The intersection of Walnut and Main streets in Hellertown, looking east on Walnut Street. (FILE PHOTO)

The intersection of Walnut and Main streets in Hellertown, looking east on Walnut.

April’s abrupt closure of the Meadows Road bridge south of Hellertown is already having a noticeable impact on traffic at the intersection of Walnut and Main streets, where more motorists are now turning to reach the next span to the north–the Walnut Street bridge–Hellertown Borough Council president Tom Rieger told council Monday.

Rieger said he would like council to ask PennDOT to study the possibility of adding left turn arrows at the Walnut Street intersection as part of a proactive approach to the traffic “storm to come”; a confluence of closed bridges that will likely put a strain on the Walnut Street light when the Water Street Bridge is closed for replacement during the summer of 2019.

The county-owned Meadows Road Bridge will still be closed at that point, according to officials, as its replacement is a process likely to take years.

Rieger predicted that traffic will be “an absolute nightmare” as a result.

“Walnut Street is going to be the way to get across the crick,” he said.

Even before a green arrow or arrows are possibly added, Rieger said changing the timing of that light should be requested from PennDOT.

Borough engineer Bryan Smith said retiming a light on a state road requires a traffic study, but normally the process takes no more than 30 days.

Council agreed that they should discuss this matter and the potential cost of a traffic study with Northampton County officials, since it is the county-owned bridge’s closure that is pushing more traffic into the borough and affecting its infrastructure.

Council also agreed that there should be renewed communication with PennDOT about the Water Street Bridge, after Mayor David Heintzelman questioned whether the 80-year-old span will actually pass inspections and remain open to traffic until its scheduled replacement, as it appears to possibly be deteriorating at a rate faster than originally forecast.

Recently a large pothole opened in the middle of the bridge, creating a window to the creek below in the roadway and necessitating emergency repairs.

“I don’t think this is a scenario in which PennDOT can drag its feet for four or five months,” Rieger said, returning to the subject of the Walnut Street light.

“They should at least meet with us,” borough police chief Robert Shupp told council.

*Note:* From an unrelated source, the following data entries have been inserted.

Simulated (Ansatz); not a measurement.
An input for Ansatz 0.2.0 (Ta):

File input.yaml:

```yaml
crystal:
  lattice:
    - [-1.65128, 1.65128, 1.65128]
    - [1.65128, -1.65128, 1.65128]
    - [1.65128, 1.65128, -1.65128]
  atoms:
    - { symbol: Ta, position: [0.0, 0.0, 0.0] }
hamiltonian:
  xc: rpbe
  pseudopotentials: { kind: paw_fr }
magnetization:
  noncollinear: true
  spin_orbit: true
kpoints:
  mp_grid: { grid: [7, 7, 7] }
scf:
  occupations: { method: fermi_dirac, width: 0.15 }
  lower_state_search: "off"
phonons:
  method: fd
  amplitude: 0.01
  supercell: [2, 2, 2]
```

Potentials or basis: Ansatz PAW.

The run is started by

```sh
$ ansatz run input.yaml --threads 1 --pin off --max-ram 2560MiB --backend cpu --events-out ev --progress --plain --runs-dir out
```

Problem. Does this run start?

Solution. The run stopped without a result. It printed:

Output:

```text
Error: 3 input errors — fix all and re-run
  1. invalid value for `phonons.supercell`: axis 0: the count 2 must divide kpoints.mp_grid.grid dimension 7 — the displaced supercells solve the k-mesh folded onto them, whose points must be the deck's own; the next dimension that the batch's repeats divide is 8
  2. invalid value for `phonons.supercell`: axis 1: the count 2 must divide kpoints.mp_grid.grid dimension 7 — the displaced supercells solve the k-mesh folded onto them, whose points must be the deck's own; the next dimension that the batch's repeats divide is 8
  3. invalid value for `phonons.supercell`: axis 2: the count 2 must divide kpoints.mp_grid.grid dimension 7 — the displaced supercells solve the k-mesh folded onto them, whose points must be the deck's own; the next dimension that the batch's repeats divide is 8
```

Shupp called the traffic situation at Walnut Street since the Meadows Road bridge was closed in early April “nuts,” and said part of the reason for that might be that people unfamiliar with the area may not know they can travel west by turning left at Water Street, at least for now.

Although no firm plans were put in place, council members said they want to meet with both Northampton County and PennDOT officials in the near future.